Enter the Digital Dragon: Michigan Adopts E-Discovery Amendments to Civil Court Rules
The process by which Bruce Lee revolutionized the martial arts world provides valuable insight for business organizations in responding to the January 1, 2009 Amendments to the Michigan Court Rules. These amendments expressly require litigants to address electronically stored information (ESI) or — as it is often referred to — e-discovery. Click here for a copy of these amendments.
In regard to Bruce Lee, in 1964 he was challenged to a fight by a Hong Kong martial artist, Wong J. Man. This challenge was accepted and Lee, of course, won. But Lee was disappointed in his performance because the fight lasted too long (approximately 3 minutes!). This disappointment resulted in Lee looking at his fighting style, Wing Chun, and what was effective, what was ineffective, and how it could be improved by researching other combat styles. Ultimately, Lee synthesized his analysis and research, which borrowed heavily from Western Boxers Jim Driscoll and Jack Dempsey and the fencing genius Aldo Nadi into a “new style” he called “Jeet Kune Do,” or the “Way of the Intercepting Fist.”

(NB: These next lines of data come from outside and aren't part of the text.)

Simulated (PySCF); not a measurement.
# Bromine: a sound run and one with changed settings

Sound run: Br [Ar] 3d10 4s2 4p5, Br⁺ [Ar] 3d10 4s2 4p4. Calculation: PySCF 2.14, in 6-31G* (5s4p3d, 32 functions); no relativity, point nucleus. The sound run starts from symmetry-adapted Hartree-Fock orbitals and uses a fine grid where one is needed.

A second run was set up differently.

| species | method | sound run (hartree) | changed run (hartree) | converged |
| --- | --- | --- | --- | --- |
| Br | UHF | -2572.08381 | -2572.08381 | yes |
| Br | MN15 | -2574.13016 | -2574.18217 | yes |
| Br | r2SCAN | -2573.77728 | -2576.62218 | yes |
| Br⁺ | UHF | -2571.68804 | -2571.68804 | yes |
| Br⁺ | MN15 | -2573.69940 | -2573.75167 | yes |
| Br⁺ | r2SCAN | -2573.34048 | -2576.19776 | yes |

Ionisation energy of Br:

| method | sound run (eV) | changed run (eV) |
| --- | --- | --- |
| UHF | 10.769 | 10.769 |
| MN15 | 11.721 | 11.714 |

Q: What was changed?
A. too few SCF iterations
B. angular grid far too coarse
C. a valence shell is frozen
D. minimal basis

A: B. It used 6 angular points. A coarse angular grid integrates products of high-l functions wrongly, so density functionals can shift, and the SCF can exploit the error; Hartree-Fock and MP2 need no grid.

While incorporating a thing or two from the likes of Lee, Driscoll, Dempsey (and I guess the French guy) into my business law practice would likely expedite resolutions, there are more practical (and less risky) take-a-aways for defending the Digital Workplace in response to e-discovery rules:
First, companies subject to Michigan state court jurisdiction should evaluate their litigation strategies under Michigan’s amended rules. These rules substantially follow the 2006 e-discovery amendments to the Federal Rules of Civil Procedure and, accordingly, address how ESI should be preserved, produced, allocation of e-discovery costs, use of claw back agreements, and form of production. The new rules also include a “safe harbor” provision intended to protect parties who, in good faith, inadvertently delete ESI relevant to litigation. This Safe Harbor provision is especially important for corporate clients and with respect to sanctions. Michigan is one of approximately 19 states that have added court rules to address e-discovery.
Second, while litigation under e-discovery rules is slightly less than mildly interesting, it takes on a sudden significance when you consider that 25% of the approximately 138 reported e-discovery opinions issued under the federal rules from Jan. 1, 2008 to Oct. 31, 2008, 25% concerned sanctions (including $8,568,633.24 in sanctions against a party and a referral of its inside and outside counsel to the State Bar of California for further investigation and possible imposition of sanctions). See my prior post: The Silver Bullet for Business Success. So the well-reasoned take away for business organizations and their attorneys is, don’t screw up.
Third, and borrowing from a black belt management guru, Peter Drucker said, “[t]o defend yesterday is a larger risk than to create tomorrow.” A black belt legal strategy will go along way in minimizing the challenges and leveraging opportunities under both Michigan and federal e-discovery rules. Hopefully it won’t take a litigation fight that lasts too long for business organizations to revise yesterday’s legal strategies to address today’s challenges under both state and federal e-discovery rules.